Five airports are experimenting with private screeners, and all want to
continue - primarily because by positioning screeners where they are
most needed, they have reduced passenger hassles. The airports are in
San Francisco, Kansas City, Rochester, N.Y., Jackson Hole, Wyoming and
Tupelo, Mississippi.

If an airport went to private security, it would be required to follow
TSA guidelines, and the TSA would pay the screeners. Although that would
seem to dictate the number of screeners who can be hired, an airport
might be able to employ even more if it uses federal passenger charges
and its federal allocation money.

Ft.Lauderdale-Hollywood, Florida Airport, one of the few in the nation
which has shown a significant increase in traffic and travel since
September 11th, is debating whether to opt-out of the TSA screener
program after November, and go private. MIA (Miami International), the
nation's third largest foreign departure airport also is considering it.

Along with normal security breeches, some of the major problems people
and the airlines cite about the TSA is that they significantly overhired
staff, so much so that Congress mandated they cut the number of
screeners from 55,000 to 45,000; failed to do adequate background
investigations on those hired, particularly on those with runway,
airplane jetway, fueling, catering, loading and backdoor access; cargo
carriers; failed to train screeners in proactive customer friendly
service (TSA is noted for treating every person exactly the same -
including elderly, infants, infirmed and handicapped, not in the best
interests of the customer service oriented airline industry), and
essentially that TSA is "window dressing" and not much different than
the private screening which was done before September 11th.

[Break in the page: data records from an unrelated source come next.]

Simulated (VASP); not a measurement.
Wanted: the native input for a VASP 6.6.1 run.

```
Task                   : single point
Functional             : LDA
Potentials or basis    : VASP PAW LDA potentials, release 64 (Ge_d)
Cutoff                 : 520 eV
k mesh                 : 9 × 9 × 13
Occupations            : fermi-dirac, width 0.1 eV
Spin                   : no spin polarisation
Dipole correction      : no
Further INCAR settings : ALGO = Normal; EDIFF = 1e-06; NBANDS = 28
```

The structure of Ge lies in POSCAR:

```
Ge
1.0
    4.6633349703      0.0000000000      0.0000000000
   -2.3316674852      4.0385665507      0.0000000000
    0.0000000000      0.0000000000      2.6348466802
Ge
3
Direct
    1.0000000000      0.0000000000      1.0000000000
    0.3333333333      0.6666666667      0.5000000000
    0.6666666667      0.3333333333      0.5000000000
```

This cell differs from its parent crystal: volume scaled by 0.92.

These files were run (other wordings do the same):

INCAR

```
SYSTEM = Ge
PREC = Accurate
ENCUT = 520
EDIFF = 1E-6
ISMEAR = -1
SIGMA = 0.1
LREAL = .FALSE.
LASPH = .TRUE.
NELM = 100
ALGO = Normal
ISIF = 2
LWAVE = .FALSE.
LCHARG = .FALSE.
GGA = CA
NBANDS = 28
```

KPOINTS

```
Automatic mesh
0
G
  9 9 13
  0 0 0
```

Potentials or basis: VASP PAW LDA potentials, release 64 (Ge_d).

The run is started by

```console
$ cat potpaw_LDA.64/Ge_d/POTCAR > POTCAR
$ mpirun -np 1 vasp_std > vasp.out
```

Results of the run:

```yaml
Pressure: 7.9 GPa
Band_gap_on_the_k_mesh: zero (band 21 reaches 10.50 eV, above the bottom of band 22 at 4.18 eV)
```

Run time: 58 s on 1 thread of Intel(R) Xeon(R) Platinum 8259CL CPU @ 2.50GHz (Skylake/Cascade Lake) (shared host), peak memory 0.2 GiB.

Granted there are over 400 airports in the United States to cover, that
was a tremendous pipeline to fill the "alleged" security void after
September 11th, and we haven't had a significant terrorist incident
since then.

But the question is - do you feel safer with TSA at the controls now
under the administration of the Federal government, or would you feel
safer with the screener operation at your local, or most used airport or
destination airport, under the control of the individual airport, and
airlines?

I would imagine this sort of question may come up in the Presidential
election this November, so just curious, since I fly regularly out of
FLL, usually on Southwest. My personal opinion is that TSA isn't much
better than what we had in the past with private screeners, and a return
to that - with the September 11th terrorist attack 2 1/2 years past,
would probably be sufficient, less costly, and greatly enhance service.
Than again, another terrorist incident, and people will stop flying - a
terrible blow to the nation's economy. Who better to run airport
security, the government, or private?

The Air Marshal Service, increased pilot training in carrying firearms,
and including the cargo plane's pilots in the umbrella for those
authorized to carry firearms on board. are areas where TSA has made more
significant strides than passenger / luggage screening, where they often
over-react and cause tremendous traffic delays. Granted, it is always
better to be down here wishing you were up there, than up there writing
about this stuff down here. Comment?